“The stereotypical conceptions about the role of women and religious minorities need to be nuanced”
This is one of many findings that Prof. Anders Bäckström together with other Impact researchers put forward in the Wave-project. The newly released anthology “Religion and Welfare in Europe. Gendered and minority perspectives” is the final report of the project, which presents rich case studies and research conclusions.
Prof. Anders Bäckström tell us about the Wave-project
– The project “Welfare and Values in Europe. Transitions to religion, minorities and gender”, also called The Wave-project, is the first large European sponsored project at the faculty of Theology at Uppsala University. It focuses partly on the importance of European religious and political roots for the development of different modern welfare states and partly on current common social challenges. For instance, it deals with challenges caused by downturns in the areas of economy and migration. These are two trends that activate religion both as a political voice and as a participant in the civil society. The project also analyzes the new visibility of religion as a part of the social, religious and political complexity.
What are your findings?
– The project shows that the stereotypical conceptions about the role of women and religious minorities need to be nuanced. The religious minorities care about the extended family, though at the same time is both including and excluding its members. And in the middle there is a big group of family members (women) who try to bridge family and society. Women work as an arena to bridge tensions between a religious and secular civil life as well as a link between traditions and modern working life.

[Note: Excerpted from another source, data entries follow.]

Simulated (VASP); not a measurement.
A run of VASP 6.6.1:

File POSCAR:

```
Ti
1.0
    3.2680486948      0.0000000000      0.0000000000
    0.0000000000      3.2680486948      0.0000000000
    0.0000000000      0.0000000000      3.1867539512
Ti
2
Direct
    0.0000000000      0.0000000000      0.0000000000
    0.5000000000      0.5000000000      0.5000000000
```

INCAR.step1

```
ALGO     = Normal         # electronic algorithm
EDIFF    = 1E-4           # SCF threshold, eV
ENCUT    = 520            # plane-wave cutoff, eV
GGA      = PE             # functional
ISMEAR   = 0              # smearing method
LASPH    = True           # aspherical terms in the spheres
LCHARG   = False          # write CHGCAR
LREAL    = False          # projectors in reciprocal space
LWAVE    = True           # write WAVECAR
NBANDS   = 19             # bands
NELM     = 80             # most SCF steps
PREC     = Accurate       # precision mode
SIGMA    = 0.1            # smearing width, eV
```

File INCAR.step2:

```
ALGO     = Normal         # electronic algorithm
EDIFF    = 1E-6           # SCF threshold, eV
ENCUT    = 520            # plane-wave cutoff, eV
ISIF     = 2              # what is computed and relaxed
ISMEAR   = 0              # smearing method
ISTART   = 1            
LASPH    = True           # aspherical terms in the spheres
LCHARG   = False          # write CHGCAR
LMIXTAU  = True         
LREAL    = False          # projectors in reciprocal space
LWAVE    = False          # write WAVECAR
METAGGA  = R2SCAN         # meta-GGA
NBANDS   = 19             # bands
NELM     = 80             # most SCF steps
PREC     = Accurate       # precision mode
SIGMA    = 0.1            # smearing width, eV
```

The most important factors supporting integration are language knowledge and employment, and the multicultural society’s ability to tolerance and unity.
In which direction is the research field going?
– The religious and political tensions have increased since the project started. The Swedish welfare model, which aims to reach general economic equality has been shown to be both socially integrating and religiously excluding. In particular, when it comes to the tension between different rights, often the focus is on how women dress. On top of that there are nationalistic political tendencies that politicize the Swedish church and criminalize religious minorities, in particular Islam.
Research today needs to develop innovative methods with the aim of clarifying the integrated possibilities between the cultural majorities/minorities and the religious/secular. In order not to turn democracy into an empty shell in the future we need to focus on the voices of the religious minorities as a part of the open dialog about a common future.
The project Welfare and Values in Europe. Transitions to religion, minorities and gender (Wave) started 2006 and ended 2009. It was financed by the European Community and included over thirty researchers in twelve different countries. In 2009 the Impact of Religion programme took over the Wave-project. The recently released anthology “Religion and Welfare in Europe. Gendered and minority perspectives”, (Policy Press 2017) is the final report of the project. Anders Bäckström is Professor Emeritus in Sociology of religion and one of the editors.